Starring Muse Watson

A big part of being a movie geek, one of the horror variety in particular, is being able to take a chance on a movie you have never heard of and in all likelihood is going to be a piece of utter shit. Every once in a while you will find a real gem that way but you usually just get an ass reamer like Season of the Hunted. It is the ability to take reaming after reaming and still come back for more that sets us apart from the average movie goer. Lord knows my cinematic anus has been reamed more than most but I swear to God this one nearly pushed me over the edge. I have never been so close to just shutting off the DVD player, boxing it up, and putting it away in some dark corner where I would not have to even look at it. I don't know if I will ever be the same.

Some guys go into the woods for some kind of weekend at a hunting resort and are hunted down Most Dangerous Game style by some hillbillies. I guess they were hillbillies. They were awfully dirty and drank whiskey out of a jug. They wore a lot of flannel. Do hillbillies wear flannel these days? I don't know.

It really is just a piece of shit. Poorly concieved and acted. I don't know if the guy even knew how to operate the camera. There is a weird black halo around the picture most of the time and I have doubts that it was intentional.

There is some painfully cliched writing as well. I mean, I don't expect War and Peace from stuff like this but there is an honest to God Nam flashback in this movie and that is one of the high moments. I knew I was in trouble when the guy supposed to be the cutting wit of the group started making "final answer / lifeline" jokes. This is the kind of movie where a guy gets hit in the leg with a hunting arrow and just reaches down and plucks it out like he is picking daisies or something. I don't know much about hunting but I know those arrows have barbs on them and you can't just yank 'em out. If I know that then everybody should know it. I'm not exactly a rugged outdoorsman.

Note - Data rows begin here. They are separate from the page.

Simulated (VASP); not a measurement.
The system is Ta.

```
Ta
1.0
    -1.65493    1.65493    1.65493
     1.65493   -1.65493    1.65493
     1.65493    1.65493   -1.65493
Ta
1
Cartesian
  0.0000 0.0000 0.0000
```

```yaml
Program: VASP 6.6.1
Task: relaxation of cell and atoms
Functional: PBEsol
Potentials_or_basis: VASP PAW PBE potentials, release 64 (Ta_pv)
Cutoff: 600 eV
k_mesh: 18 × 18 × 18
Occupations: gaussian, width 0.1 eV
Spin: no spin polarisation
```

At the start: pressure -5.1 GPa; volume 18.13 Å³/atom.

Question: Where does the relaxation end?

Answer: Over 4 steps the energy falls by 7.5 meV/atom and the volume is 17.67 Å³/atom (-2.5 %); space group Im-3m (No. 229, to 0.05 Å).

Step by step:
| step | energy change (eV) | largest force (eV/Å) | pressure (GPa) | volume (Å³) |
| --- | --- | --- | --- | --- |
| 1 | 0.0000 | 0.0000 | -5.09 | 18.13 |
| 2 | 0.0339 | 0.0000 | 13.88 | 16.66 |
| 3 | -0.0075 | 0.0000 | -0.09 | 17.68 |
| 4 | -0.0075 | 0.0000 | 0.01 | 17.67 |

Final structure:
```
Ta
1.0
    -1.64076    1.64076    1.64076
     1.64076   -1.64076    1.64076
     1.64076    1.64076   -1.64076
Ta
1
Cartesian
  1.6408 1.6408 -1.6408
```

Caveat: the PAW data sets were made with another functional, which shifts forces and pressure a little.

Then, just when you think it can't get any worse, it goes into this long drawn out "twist ending" where the survivors are picked up and taken back to some guy's house and HOLY FUCKING SHIT it turns out he is one of the bad guys. It drags on for what seems like half an hour before one of them grab a vase or something and hit the guy over the head. They get in a car and drive home and have a big laugh over what a CRAZY weekend it was. I guess I spoiled it for you. You can thank me later.